MC-SEARCH is the first comprehensive benchmark designed to evaluate Multimodal Agentic Retrieval-Augmented Generation (MM-RAG). Unlike traditional RAG, MC-SEARCH focuses on structured long reasoning chains where agents must navigate through vast knowledge bases (389K images and 784K documents) to solve complex queries.
Each instance in MC-SEARCH provides step-wise sub-questions, explicit retrieval modality annotations (image vs. text), and intermediate reasoning states, allowing for a fine-grained analysis of how agents plan and execute multimodal search.
We introduce five representative reasoning topologies that mirror real-world search patterns. We evaluate models not just on the final answer, but on their Hit-per-Step (HPS), Rollout Deviation (RD), and Planning Accuracy to pinpoint where agentic reasoning breaks down.
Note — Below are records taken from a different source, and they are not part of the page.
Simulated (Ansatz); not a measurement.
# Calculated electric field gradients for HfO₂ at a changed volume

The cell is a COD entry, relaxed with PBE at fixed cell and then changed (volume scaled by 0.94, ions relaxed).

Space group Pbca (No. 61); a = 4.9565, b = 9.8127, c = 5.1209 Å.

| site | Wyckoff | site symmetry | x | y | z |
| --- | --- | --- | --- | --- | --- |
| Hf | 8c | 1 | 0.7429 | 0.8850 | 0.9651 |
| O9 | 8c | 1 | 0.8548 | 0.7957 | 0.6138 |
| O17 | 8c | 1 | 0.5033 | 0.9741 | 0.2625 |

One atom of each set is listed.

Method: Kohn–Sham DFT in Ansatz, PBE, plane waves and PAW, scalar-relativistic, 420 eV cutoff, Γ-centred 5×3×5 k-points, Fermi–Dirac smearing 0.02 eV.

Our evaluation of state-of-the-art MLLMs (Multimodal Large Language Models) reveals critical bottlenecks in current agentic search capabilities:
💡 Compounding Errors: Retrieval fidelity drops significantly as reasoning depth exceeds 3 hops.
💡 Modality Gap: Current models struggle with maintaining consistency when switching between image and text retrieval.
💡 Process Supervision: Explicit reasoning alignment (like our SEARCH-ALIGN) substantially boosts retrieval success rates.